Responsibility: Louise Schleiner.

Abstract:

In Cultural Semiotics, Spenser, and the Captive Woman, author Louise Schleiner uses concepts from A.J. Greimas to analyze The Shepheardes Calender (1579) as a discourse and as a definitive text for the Elizabethan "political unconscious," in the sense of Fredric Jameson, who also drew on Greimas. The book demonstrates sociolinguistic patterns at work in Elizabethan ideological conflicts, at a level that shows how those patterns were related to the energies of people's sexuality and their political and religious commitments. Through explaining this libidinal and political functioning of the Calender, in its time and for Spenser as a new poet, the book identifies an "ideologeme," widely observable in England of the 1580s and 1590s: that of the captive/capturing woman, a unit of interfactional and interclass discourse.

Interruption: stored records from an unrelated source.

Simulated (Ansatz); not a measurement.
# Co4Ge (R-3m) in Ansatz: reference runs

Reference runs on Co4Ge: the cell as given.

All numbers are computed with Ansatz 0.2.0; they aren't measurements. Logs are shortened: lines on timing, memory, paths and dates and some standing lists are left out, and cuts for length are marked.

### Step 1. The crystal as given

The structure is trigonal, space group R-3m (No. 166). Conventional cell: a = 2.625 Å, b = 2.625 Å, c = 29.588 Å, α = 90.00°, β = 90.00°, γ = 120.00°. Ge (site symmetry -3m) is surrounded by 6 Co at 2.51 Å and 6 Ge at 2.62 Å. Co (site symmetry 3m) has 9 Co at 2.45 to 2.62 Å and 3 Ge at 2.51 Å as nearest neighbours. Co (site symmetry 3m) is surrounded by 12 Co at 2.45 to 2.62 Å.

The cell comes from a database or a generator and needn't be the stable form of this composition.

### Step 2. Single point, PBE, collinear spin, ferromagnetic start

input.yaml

As well as discussing Spenser, two chapters include examples from music and balladry and use the "captive woman" construct to analyze material from such figures as Lyly, Shakespeare, the composer John Dowland, the Countess of Pembroke, and Queen Elizabeth I.A concluding chapter on the Calender's proferred text-readership game shows Spenser evolving his ordering of the twelve eclogues through inventing a strategic frame for them, an implied story that both celebrates and leaves behind his passionate friendship with Gabriel Harvey.